Review by Ian Keogh
The Minions comic collections provide exquisitely crafted single page gag strips interrupted by the occasional spread, featuring the combination of startlingly lively art from Renaud Collin and inventive comedy scripts from Stéphane Lapuss’. Some are themed by subject, but they’ve all been general in nature with no particular connection to the Minions movies. That changes with Mini Boss, which ties into 2022 release The Rise of Gru by featuring 44 pages of gags of the Minions helping (or not) the eleven year old Gru, already sure he’ll become a supervillain.

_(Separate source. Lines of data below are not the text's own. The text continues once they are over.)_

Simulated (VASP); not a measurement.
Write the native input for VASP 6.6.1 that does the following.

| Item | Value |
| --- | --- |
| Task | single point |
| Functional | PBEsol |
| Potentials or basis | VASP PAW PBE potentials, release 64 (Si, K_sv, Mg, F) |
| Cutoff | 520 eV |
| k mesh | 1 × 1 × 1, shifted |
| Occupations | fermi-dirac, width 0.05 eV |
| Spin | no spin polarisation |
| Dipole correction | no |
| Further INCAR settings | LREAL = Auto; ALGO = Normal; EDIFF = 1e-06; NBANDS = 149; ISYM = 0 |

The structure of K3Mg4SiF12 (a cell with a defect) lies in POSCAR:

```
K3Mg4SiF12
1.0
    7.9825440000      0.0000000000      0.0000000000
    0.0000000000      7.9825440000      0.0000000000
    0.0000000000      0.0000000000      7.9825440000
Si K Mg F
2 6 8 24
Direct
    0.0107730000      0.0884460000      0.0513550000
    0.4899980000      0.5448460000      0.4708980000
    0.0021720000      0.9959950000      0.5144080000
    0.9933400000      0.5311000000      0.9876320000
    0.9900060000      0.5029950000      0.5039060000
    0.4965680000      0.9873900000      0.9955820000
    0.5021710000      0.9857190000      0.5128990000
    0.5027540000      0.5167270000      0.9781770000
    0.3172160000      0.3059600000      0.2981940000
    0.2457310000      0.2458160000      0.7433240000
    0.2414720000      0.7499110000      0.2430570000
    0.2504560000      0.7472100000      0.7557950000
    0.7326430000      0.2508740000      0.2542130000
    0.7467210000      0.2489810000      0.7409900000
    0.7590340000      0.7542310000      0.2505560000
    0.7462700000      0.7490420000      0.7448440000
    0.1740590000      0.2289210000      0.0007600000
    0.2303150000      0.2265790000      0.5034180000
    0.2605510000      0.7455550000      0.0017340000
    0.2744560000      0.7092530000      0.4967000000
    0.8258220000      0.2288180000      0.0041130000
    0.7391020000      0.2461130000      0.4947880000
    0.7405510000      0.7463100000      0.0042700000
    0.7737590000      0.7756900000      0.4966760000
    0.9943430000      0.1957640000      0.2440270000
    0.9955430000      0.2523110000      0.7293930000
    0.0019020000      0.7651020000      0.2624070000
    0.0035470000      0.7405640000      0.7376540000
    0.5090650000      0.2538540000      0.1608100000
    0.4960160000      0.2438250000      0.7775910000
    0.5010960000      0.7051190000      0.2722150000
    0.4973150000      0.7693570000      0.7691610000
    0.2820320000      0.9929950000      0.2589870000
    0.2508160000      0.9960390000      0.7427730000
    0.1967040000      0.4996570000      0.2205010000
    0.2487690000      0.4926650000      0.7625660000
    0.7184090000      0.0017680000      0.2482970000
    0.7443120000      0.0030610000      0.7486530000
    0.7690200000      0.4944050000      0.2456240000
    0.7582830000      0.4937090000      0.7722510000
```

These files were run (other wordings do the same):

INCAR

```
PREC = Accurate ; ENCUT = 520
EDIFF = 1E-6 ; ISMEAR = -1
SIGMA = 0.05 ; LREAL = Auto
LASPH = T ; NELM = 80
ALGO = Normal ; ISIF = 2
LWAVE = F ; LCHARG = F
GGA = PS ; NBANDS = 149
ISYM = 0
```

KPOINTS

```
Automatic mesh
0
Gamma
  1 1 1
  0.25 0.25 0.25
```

Because a Minion’s duty is to serve a villain, the yellow misfits never take the easy path, causing mayhem in their wake, while Lapuss’ clarifies the relationship is a two way street. The Minions may have a boulder with the answer ready to catapult through the classroom wall when Gru struggles with arithmetic, but the downside is shown as they have nightmares and all crowd into Gru’s bed.
Collin’s cartooning is digitally rendered, but his visual imagination is on a par with the great Franco-Belgian cartoonists of years gone by. They’d recognise the work put into ensuring the layouts sell the jokes concisely and while the style is determined by the film animation, Collin captures the puzzled and joyful expressions perfectly. As impressive as Collin is with the single pages, the occasional spreads are stunning, packed with life, activity and little visual jokes. There’s mayhem at a mall and at a car wash, along with a clever sequence of what’s discovered as the Minions excavate underground.
While there are more strips featuring the young Gru than not, the content isn’t exclusively based around him, leaving enough room for standard jokes of the Minions messing up and disrupting life, plus a few starring the gloriously scabby dog, all teeth and attitude.
Each Minions collection is a treat worth waiting for, even if the printed format is now paperback rather than hardcover.